What, in general, should we do? Probably, find out how long the input string is, subtract that length from the specified length, and that will tell us how many blanks to add. If the string already is longer than the specified length, then just chop off and return that many characrers.
So what would we need for coding? We will trim the input of leading and trailing blanks on the theory that removing the leading blanks is what we usually will want to do. Maybe we should have a "variable" for that. We wil have to find the length of the input, calculate the number of blanks to add, and then assemble the padded output for return to the caller. So we might need "variables" for the results of those actions. Here is a function that should do the job.

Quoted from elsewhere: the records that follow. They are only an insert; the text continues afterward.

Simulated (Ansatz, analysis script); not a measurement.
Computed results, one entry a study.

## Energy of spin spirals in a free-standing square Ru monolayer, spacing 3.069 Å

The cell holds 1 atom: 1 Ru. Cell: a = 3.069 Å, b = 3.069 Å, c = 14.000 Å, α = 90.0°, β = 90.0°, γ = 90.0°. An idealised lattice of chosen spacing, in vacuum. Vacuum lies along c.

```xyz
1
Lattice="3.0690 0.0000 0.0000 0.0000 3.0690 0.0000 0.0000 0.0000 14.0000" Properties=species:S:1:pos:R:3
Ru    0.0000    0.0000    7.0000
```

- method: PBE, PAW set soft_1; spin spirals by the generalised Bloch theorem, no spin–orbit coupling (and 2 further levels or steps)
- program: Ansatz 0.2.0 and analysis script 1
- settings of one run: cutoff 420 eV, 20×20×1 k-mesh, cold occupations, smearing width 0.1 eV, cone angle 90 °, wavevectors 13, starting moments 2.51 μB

REBOL [ title: "SPACEFILL function" ] SPACEFILL: func [ "Left justify a string, pad with spaces to specified length" INPUT-STRING FINAL-LENGTH /local TRIMMED-STRING LENGTH-OF-TRIMMED-STRING NUMBER-OF-SPACES-TO-ADD FINAL-PADDED-STRING ] [ TRIMMED-STRING: copy "" TRIMMED-STRING: trim INPUT-STRING LENGTH-OF-TRIMMED-STRING: length? TRIMMED-STRING either (LENGTH-OF-TRIMMED-STRING < FINAL-LENGTH) [ NUMBER-OF-SPACES-TO-ADD: (FINAL-LENGTH - LENGTH-OF-TRIMMED-STRING) FINAL-PADDED-STRING: copy TRIMMED-STRING loop NUMBER-OF-SPACES-TO-ADD [ append FINAL-PADDED-STRING " " ] ] [ FINAL-PADDED-STRING: COPY "" FINAL-PADDED-STRING: copy/part TRIMMED-STRING FINAL-LENGTH ] ] ;; Uncomment to test ;print rejoin [{'} SPACEFILL " ABCD1234 " 10 {'}] ;haltIf you program in COBOL, this looks good. But for an interpreted language there are some considerations. Any time you have a word that is not needed, resources are required to parse the word, look it up in a table, allocate space in a table if it is a new word, and who knows what else. So if we can shorten it up, it will run faster. The REBOL syntax, with its way of having one function pass its results up the chain to other functions, allows for considerable tightening. Here is a more compact version.
REBOL [ title: "SPACEFILL function, improved" ] SPACEFILL: func [ "Left justify a string, pad with spaces to specified length" INPUT-STRING FINAL-LENGTH ] [ head insert/dup tail copy/part trim INPUT-STRING FINAL-LENGTH #" " max 0 FINAL-LENGTH - length? INPUT-STRING ] ;; Uncomment to test ;print rejoin ["'" SPACEFILL " ABCD1234 " 10 "'"] ;haltFirst, let's be sure we understand it.
REBOL functions are evaluated from left to right, which means we have to work our way into the innermost function first because that produces the results passed to the functions to the left.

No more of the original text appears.